>> On Monday night, Sonia’s sudden illness attracted as much interest in journalistic circles as that of Shekhar Gupta’s announcement of his relinquishing charge of his CEO position at the Indian Express. Truth be told, it was the latter that had the media grapevine on standby. And that is because Gupta, a larger than life personality, had for years been one of the industry’s poster boys. Someone who had managed to successfully take on the role of super editor, publisher, CEO and brand manager all in one even as he held the title of group editor in-chief.
But in what will go down in the industry as one of the chattiest goodbye notes to his staff, Gupta explained the manner of his appointment and of his new role. “It was in an unusual set of circumstances, and at a critical juncture in the history of our company, that Viveck (Goenka) had asked me to take over the additional responsibility of overseeing the management,” he wrote. “When Viveck asked me to take over this additional charge one winter afternoon, I was petrified. I did not even know debit from credit and thought an RO, our daily bread-giving advertisement Release Order, was some water purifying system.
We are today acknowledged to be one of the soundest news media companies within-our-size category. And no, we never do paid news, or stretch any of the First Principles of Journalism… We have already had six stellar quarters and, on all evidence as I track revenue figures for this month and the projections for September, are heading for an even better seventh. Those unusual circumstances, or any sense of imminent crisis, no longer exist.” Gupta, of course, is only relinquishing his role as unofficial CEO and publisher of the paper.
He will continue to lead editorial and fulfill all the other responsibilities that come along with being editor-in-chief of the Indian Express. Meanwhile, insiders say that not only is Viveck Goenka back firmly in the saddle but son Anant, the Express’ bright rising star is being groomed to finally take charge.
The Ritu tree of creation
>> Monday night saw us ensconced in the audience at Ritu Kumar’s showing at the Lakme Fashion Week. We have been friends and admirers of the redoubtable lady ever since the time we met her in Kolkata many decades ago and also share her love of Indian textiles and craft. But nothing prepared us for her newest prêt collection in which she has taken the best of Indian colours and styles and somehow created a new silhouette and sensibility.
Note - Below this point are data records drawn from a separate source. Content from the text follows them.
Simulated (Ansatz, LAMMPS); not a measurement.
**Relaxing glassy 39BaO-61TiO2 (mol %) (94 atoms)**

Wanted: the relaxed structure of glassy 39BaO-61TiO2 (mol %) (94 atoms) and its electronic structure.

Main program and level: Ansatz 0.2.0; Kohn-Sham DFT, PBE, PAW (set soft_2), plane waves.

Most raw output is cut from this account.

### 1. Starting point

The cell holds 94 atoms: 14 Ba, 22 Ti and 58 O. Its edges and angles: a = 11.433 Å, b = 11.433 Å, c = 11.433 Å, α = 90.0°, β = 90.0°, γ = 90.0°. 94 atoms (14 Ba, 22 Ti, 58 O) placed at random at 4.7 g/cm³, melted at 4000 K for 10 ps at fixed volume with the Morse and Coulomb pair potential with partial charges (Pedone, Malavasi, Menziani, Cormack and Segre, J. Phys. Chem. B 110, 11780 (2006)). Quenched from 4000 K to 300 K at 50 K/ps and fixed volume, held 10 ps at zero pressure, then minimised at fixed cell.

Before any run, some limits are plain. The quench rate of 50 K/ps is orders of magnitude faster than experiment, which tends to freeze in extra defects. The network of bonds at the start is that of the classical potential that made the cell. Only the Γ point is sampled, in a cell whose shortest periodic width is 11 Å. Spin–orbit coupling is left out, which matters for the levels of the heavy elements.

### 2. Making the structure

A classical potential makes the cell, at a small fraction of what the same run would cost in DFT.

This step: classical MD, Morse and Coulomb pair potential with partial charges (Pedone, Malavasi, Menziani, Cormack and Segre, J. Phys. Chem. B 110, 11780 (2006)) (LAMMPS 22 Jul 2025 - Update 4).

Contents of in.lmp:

One that is neither of the West nor the East, ready to wear clothes that are traditional and at the same time modern and international. Applauding this new shoot from the great Ritu tree of creation were the likes of Camellia Panjabi, Siddharth Kak, Saryu Doshi, Sharayu Daftary, Sudha Motwane and the team of Grand Masti: Vivek Oberoi, Riteish Deshmukh and Aftab Shivdasani.
NRI wedding news
>> And word comes in about the big fat NRI wedding taking place next month in London to which pack loads of Indian industrialists and socialites have been invited. Since it happens to be the progeny of a billionaire, we are told that the high flying Indian event company engaged to come up with ideas for the occasion had suggested a whole slew of Indian and international A-list entertainment acts such as Justin Timberlake etc to perform for the guests. But according to our sources, the father of the bride for one reason or the other shot down each bright idea. “It seems that the man in question is going to try to get an even higher list of performing artists,” is what we were told. The mind boggles.
How to marry a millionaire Mumbai ishtyle
>> Long before the concept of arranged marriages, where the families of eligible young boys and girls would whisper their requirements to the community matchmaker, decades before the success of the newspaper matrimonial column, eons before websites dedicated to this worthy cause were created, and concepts like e-dating, speed dating and phone apps appeared on the scene, a suitable girl wanting to meet a suitable boy with matrimony in mind had but a few options to meet the dashing young man of her dreams.
Where on earth could she find a dashing young man of means and background, some one with flair and finesse some one who she could fly off in to the horizon with? In the 60s, the answer to this question was in fact, that such a creature was not to be found on earth at all. He would be located miles high up in the air in the body of an aircraft flying in or out of the country his matching LV suitcases marked first class. Away from the cares and troubles of his high-powered life, unfettered by his familial and social rigours and with the buoyancy and adventure of international travel in his veins, the young man would be in the best frame of mind to fall in love. Hence, some of Mumbai’s most attractive young women took to the skies.
They became airhostesses. We are not saying that it was not their love of travel that fuelled their decision, but a highly unscientific but pertinent survey into some of that era’s most eligible bachelors and their marriages would reveal that more than a few of them were incubated in the body of a mid-size, long-range, narrow-body four-engine Boeing 707! You know the names.
They are part of the city’s folklore and have resulted in some staggeringly successful couplings and beautiful progeny. Two eligible sons of top Parsi industrialists, an artistic Nabob and the heir to a local fortune all met their beautiful brides in the air! But in the 70s when air travel became commoner, business class that great spoiler was introduced and the chances of meeting that one man in a million en route to Beirut didn’t quite carry the cache that it had, a suitable girl wanting to meet a suitable boy with matrimony in mind had to find alternative routes. Where would the finest crop of well-heeled bachelors, men of means and background flair and finesse be found?
Remember this was the time when five-star hotels were just beginning to establish their ubiquity in the life of the city. The Taj and the Oberoi with their glamourous nightclubs and their rooftop restaurants and their glamorous lobbies was a thing of beauty and a joy forever. It was when some of the city’s most attractive girls signed up to work at the front office of these hotels. Day in and day out, sitting prettily behind their well upholstered desks, watching smiling at, exchanging greetings with some of the country’s most eligible bachelors, a girl with marriage on her mind could do worse than become a receptionist at the Taj in the 70s and 80s.
And truth be told, some of the most eligible bachelors, textile heirs, heirs to cashew nut fortunes, and men of who went on to some great professional success met their brides while they were receptionists at the Taj. That was how it happened then. Before the era of matrimonial ads and dating sites and phone apps. When the city was young and its men and women had stars in their eyes. And love happened over a Vodka gimlet or a booking for a table at the Golden Dragon!